2019 Toboggan National Championships

Toboggan announcer’s gig came by chance, but 10 years later, Tom Dowd is still on his game

Mon, 02/04/2019 - 12:30pm

CAMDEN — “There are some teams that I think intentionally try to mess with me in the pronunciation of their names,” said Toboggan Nationals announcer Tom Dowd, a week before the Camden Snow Bowl’s biggest event of year is to take place. “There is one name – it took me a couple of years to actually pronounce it.”

The Navy Seal team behind that name — Sockwajiweg — returns to the U.S. National Toboggan Championship in Camden, Saturday and Sunday, Feb. 8, 9 and 10.

Dowd returns, as well, to his computer monitor within the announcer’s shed just to the side of the chute, ready to dish his unique sense of humor, laughter, and to announce team Sockwajiweg, and hundreds of others.

“The team names are a blast,” he said, though he believes some names walk a fine line on appropriateness, especially those play-on-words to the ash wood in the sleds.

The goofiest ones Dowd remembers: Yay Unicorn Yay.

”Like where would you come up with that? It’s so benign, and it’s such a chuckle because everyone is like ‘what’s that?’”

Other favorites of his: Ice Scream.

“You know ‘I scream’ and then they all start screaming when they come down.”

And Rocky Balboggan, Sweaty Krueger, Should I slay or should I go? and Chute, I’m fast.

Dowd estimates that he spends between 15 and 20 hours talking during each year’s event.

Yet, he was already a public speaker when he accepted the gig 10 years ago.

Ten years ago, as his two daughters participated in the Snow Bowl’s Friday ski program, Dowd stood and cheered from the sideline. The ‘sub-zero’ temperatures needled him, and he started looking for solutions.

“I will do anything to get in that timing hut,” he told the Snow Bowl. “I am a professional speaker. I’ll be glad to help in that way if you can get me some heat.”

For the ski program, all positions in the shed were filled, but Ken Bailey needed help in the Toboggan shed.

Also in that shed are two people who are dedicated to timing. One stays in communication with the top of the hill to ensure the safety of the riders. One monitors the timing itself to make sure that it’s functioning correctly.

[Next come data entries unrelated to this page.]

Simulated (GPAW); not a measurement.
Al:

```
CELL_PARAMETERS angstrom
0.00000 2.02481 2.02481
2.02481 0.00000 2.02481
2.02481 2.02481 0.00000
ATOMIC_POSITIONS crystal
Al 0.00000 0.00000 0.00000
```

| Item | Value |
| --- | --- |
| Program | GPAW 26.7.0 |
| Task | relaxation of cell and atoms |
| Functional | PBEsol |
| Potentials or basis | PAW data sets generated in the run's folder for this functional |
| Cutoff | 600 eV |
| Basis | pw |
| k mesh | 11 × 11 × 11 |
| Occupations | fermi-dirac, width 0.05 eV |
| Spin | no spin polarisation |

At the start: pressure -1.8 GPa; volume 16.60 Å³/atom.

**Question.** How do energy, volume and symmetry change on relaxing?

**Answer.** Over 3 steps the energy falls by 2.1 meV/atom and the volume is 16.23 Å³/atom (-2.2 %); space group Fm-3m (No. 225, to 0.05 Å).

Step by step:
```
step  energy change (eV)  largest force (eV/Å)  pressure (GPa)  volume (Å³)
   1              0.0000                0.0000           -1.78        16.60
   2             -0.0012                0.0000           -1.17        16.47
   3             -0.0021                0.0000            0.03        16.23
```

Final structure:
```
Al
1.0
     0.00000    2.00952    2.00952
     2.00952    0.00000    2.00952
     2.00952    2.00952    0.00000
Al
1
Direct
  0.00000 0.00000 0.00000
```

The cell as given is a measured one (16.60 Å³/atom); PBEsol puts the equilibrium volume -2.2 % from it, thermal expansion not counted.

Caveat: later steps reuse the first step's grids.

“And they allow me to see a monitor so I don’t have to keep turning my head back and forth to the top and the bottom of the hill, and so I can stay in touch with what teams are there, the times they are going,” Down said. “And, you can see how people are ranking as the fastest, or where they rank among the other sledders.”

For a year or two, Dowd apprenticed before using a bit of Bailey insight in hamming it up, and generating a following of his own.

“So entertaining,” Dowd said of Bailey. “He made it very clear that your job is to entertain the crowd. Sarcasm is absolutely encouraged.”

Toboggan Nationals chairwoman Holly Anderson attested to Dowd’s quickness with both both sarcasm and entertaining.

Showtime!

A week before costumed and exuberant competitors slide the toboggan chute in Camden, test runs commenced.

With only a few people on hand, relative tranquility prevailed amid the mountain setting.

The woods were quiet, young spruce stood undisturbed. And then, as Camden Snow Bowl snowmaker and all-around helper Owen Dorr pointed out, the rumble comes.

Up top, Stuart Young releases the plank upon which teams of two, three, four competitors perch. The plank tilts down, sending the front of the sled falling with a whack to the chute of rough ice.

Some scream. Some moan. Some make no sound at all.

Only an inch or two separates the sled from the rails. Bumping along the way is expected, though not exactly welcome at speeds upward of 40 mph.

Sometimes, while onstage, Public Speaker Tom Dowd mentions his side gig as announcer to the U.S. National Toboggan, “and the crowd goes nuts,” he said.

“They are like, ‘what’s that?’ Then you start saying, well you go down this 6- to 8-foot piece of wood…in the middle of February… and it’s fun.”

Fun is the happy chatter of attendees, participants, and workers who reminisce of childhood antics.

Fun is the thunder of the steel drum band commissioned to hail the costume parade next week.

Fun is the ability to add ‘Nationals Champion” to your resume, as Dowd’s daughter now does, having been a part of a high school girls team, making their own sled and racing it to a win.

This year, as many as 400 teams from around the world will pay to brave the 440-ft toboggan chute, laughing, screaming, or stunned to silence.

The public also gets a chance, Friday, Feb. 8, from 11 a.m. to 4 p.m., at a fee of $5 per person. Racers may also practice for free during this time.

“There’s a whole crowd that likes to stand right in front of the shed, because they can see everyone right in the windows,” Anderson said. “And they just laugh right along with them.”

As Dowd said, people return to the Toboggan Nationals each year for the fun of it.

“It’s a chance to get people together who maybe haven’t been around for awhile,” he said. “It’s a chance to get out of the house. It’s a chance to just be entertained.”

Dowd, though, makes clear that he apologizes to the crowd ahead of time.

Because, yes, they spend a lot of time laughing.